The most prevalent counterfeiting technique is re-badged product. It is a simple matter to remove the existing mark from a chip package and put on a new logo and part number, or a different brand, a different speed – and sell the semiconductor to an unsuspecting buyer who has no way of making sure that the product is “real”. Sometimes the chip is only an empty package with no die inside. It is true that the finished system would fail before it left the factory – but this still requires expensive investigation and rework, with no part available to replace the bad one, causing the dreaded exclamation “Line Down!” But the failure of borderline ICs may not occur until the system is in the field, and field repairs can cost ten times as much to fix as those caught before they leave the factory. Counterfeiting can also be from chips which are gleaned from discarded scrap boards. After remarking with a different manufacturer’s logo, they are inserted into the supply chain and sold to innocent buyers - who naturally who assume that the products are genuine.

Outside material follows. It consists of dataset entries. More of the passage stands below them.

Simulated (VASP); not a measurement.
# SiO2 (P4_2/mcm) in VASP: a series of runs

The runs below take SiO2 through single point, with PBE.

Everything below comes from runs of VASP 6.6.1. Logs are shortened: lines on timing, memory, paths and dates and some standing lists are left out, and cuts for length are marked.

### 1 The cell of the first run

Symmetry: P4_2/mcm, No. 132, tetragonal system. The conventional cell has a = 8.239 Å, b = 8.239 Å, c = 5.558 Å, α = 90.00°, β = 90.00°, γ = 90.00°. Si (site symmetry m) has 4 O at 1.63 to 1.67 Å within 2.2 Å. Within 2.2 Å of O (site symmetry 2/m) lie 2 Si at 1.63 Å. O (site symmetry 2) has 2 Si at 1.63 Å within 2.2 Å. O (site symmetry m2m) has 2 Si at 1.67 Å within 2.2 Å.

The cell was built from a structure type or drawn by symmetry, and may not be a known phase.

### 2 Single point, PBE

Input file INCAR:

Usually, it is impossible to identify counterfeit components until they are fitted on a PCB when the first tests are made on the final product. Failure requires the costly identification of the components at fault and then lifting them from all boards in the production line. Complete batches of finished products may need to be recalled to the factory – directly hurting a company’s bottom line. Technical measures to solve this problem have previously included visual inspection of devices for marking errors – which needs a trained eye for all possible variations in marking. Electronically testing or x-raying every incoming batch is another technique. Another destructive method is to use a complex decapsulation system in order to visually inspect IC die sample, immediately losing revenue due to the component’s destruction. Not only is this expensive and time consuming, it requires complex training, skilled operators, and expensive equipment.
Here is a solution to that problem:
- To offer a simple and easy to use system that can be operated by any personnel, and particularly non-technical staff.
- To provide a powerful solution that would lead to the detection of counterfeit devices, thus protecting a business from very high unexpected costs.
SENTRY is an easy to use tester, aimed at goods inwards inspectors and designed to measure the unique electrical signature (PinPrint) of components. The information collected is managed through a database and is used to compare known good devices against suspect components. Typically, SENTRY can easily detect missing or incorrect dies, lack of bond wires, inaccurate pin outs and pin impedance variations. Simple pass or fail results are returned after testing, offering a high level of confidence in the authenticity of components. SENTRY does not require any knowledge of electronics to use efficiently. For in-depth analysis though, PinPrints can be reviewed and full reports can be generated. The SENTRY software also offers options for customization and the ability to store essential documentation such as photos, PDF datasheets, web pages and images. SENTRY is able to accommodate virtually all types of components, from simple two pin devices to more complex packages such as BGA. A range of standard and universal adapters is available and custom designs can also be supplied. In order to ensure consistency throughout the whole supply chain, SENTRY is designed to support data sharing. This means that the PinPrints of a given component can be shared between users, from the OEM through to the distributor and end user.